The Summerland Friends of the Garden are holding their annual spring plant sale in the Summerland Ornamental Gardens this weekend, on Saturday from 8 a.m. to 4 p.m. and Sunday from 8 a.m. to 3 p.m.
The sale will include a wonderful selection of native and drought tolerant plants, annuals, perennials, herbs, and heirloom vegetables from valley nurseries as well as plants propagated at the gardens.
Bring your mom for tea and refreshments in the gardens and to choose her own hanging basket from the beautiful selection of Mother’s Day hanging baskets.
Master Gardeners will be present to answer gardening questions.

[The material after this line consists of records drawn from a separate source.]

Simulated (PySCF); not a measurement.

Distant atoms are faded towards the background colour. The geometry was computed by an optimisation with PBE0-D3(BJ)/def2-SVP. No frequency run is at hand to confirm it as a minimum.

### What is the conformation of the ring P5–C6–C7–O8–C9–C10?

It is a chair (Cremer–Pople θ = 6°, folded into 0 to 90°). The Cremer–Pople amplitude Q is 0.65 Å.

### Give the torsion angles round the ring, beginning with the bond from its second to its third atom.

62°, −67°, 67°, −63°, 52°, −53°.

Saturday events include, at 11 a.m., Kitchen Herbs with Heidi Noble, cookbook author, of Joie Farm Winery, at noon, Mason Bees in the Orchard with naturalist Don Gayton and at 1 p.m., Backyard Ponds with Alex Juhasz.
Also on Saturday, the Penticton Bonsai Club will have a display and Lisa Scott, invasive plant expert from the South-Similkameen Invasive Plant Society, will have invasive species information.
The gardens are above the Pacific Agri-Food Research Centre off Highway 97 opposite Sun-Oka Beach Park.
I drove there Tuesday for a meeting and thoroughly enjoyed all the spring blooming Okanagan sunflowers and Saskatoon bushes in the hills along the highway.
Visiting the gardens (established in 1916) always brings back memories of my grandmother.
She was and avid gardener and frequently took our family to picnic at the Ornamental Gardens.
My dad just reminded me that Granny was good friends with the garden superintendant and often would walk the gardens with him as we played on the lawns.
I continued the tradition with my family and in the 1990s became friends with head gardener, Brian Stretch who created the first public xeriscape garden in Canada at the gardens in 1994.
Dean Dack of Classic Compost just left me a message to say this week is National Compost Week.
If you google National Compost Week you will find it is celebrated in several countries in the world and there is lots of composting information online.
On the resources page of www.okanaganxeriscape.org you can find a link to the Let’s Go Natural booklet put out by the Regional District of the Central Okanagan.
It contains a wealth of composting information.
The different types of composters in the booklet can be seen at the Compost Demonstration Garden at the EECO Centre.
Organic matter such as compost is essential to feed the multitude of life in the soil.
These organisms break down the organic matter to provide nutrients that plants require for photosynthesis.
All life above the soil directly or indirectly relies on plants for food.
In the wild, mother nature naturally provides organic matter. For example, fallen leaves in a forest.
We need to mimic this in our gardens and yards so we have good soil to keep our plants healthy.